But I know better. Walker will continue volunteering. And Acadiana will not forget its tradition of giving, forged by French settlers who were forced out of Nova Scotia in the 1700s and, like Katrina's victims, found refuge here.

In the past five years, this city of 110,000 barely gained a hundred new residents. But in the past two weeks, the capital of Cajun country has swelled by more than 40,000, changing its pulse and rhythm overnight.

The public schools have exploded with 3,600 new students, more than a 10 percent spike. The 4,800 hotel rooms are overflowing with evacuees and disaster workers. The grocery stores and streets are congested, the traffic patterns disrupted. Rentals are disappearing, the housing market is drying up, and private homes are filling with strangers and friends, old and new.
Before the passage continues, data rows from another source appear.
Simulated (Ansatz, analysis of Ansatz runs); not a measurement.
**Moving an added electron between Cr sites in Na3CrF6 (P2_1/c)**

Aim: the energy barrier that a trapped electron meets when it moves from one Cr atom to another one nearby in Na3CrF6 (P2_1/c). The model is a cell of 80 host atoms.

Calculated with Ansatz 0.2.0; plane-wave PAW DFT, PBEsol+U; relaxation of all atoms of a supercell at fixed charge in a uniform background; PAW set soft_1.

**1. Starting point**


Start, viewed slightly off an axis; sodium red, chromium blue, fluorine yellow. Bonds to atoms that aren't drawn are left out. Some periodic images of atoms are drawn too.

Yet the complaints are so few, the initiatives to accommodate so numerous, it's hard to imagine a more accepting place than Acadiana, the eight-parish region west of New Orleans known for its spicy gumbo and jambalaya and lively Creole and zydeco music.

I see the generosity everywhere I go -- in the religious community, where five pastors united 500 churches in a massive feeding and resettlement effort; in the schools, which have established buddy systems to help new students adjust; in the business community, which is holding forums to help small businesses relocate.

And in the arts community, which has launched Project Heal -- Helping Employ Artists Locally -- to keep displaced New Orleans musicians working.

Shortly before Barron's arrest late last week, I met band manager Veronica Randolph at a Lafayette Street Dance to raise money for displaced musicians. Her brother is Eddie Bo, a renowned pianist. But, like him, she is temporarily homeless.

For now, she lives with a friend's neighbor who, just days ago, was a complete stranger.

"There is goodness everywhere," Randolph said, and I know she's right.

Then I think of Barron, and I also know that crooks and scam artists lurk everywhere, too.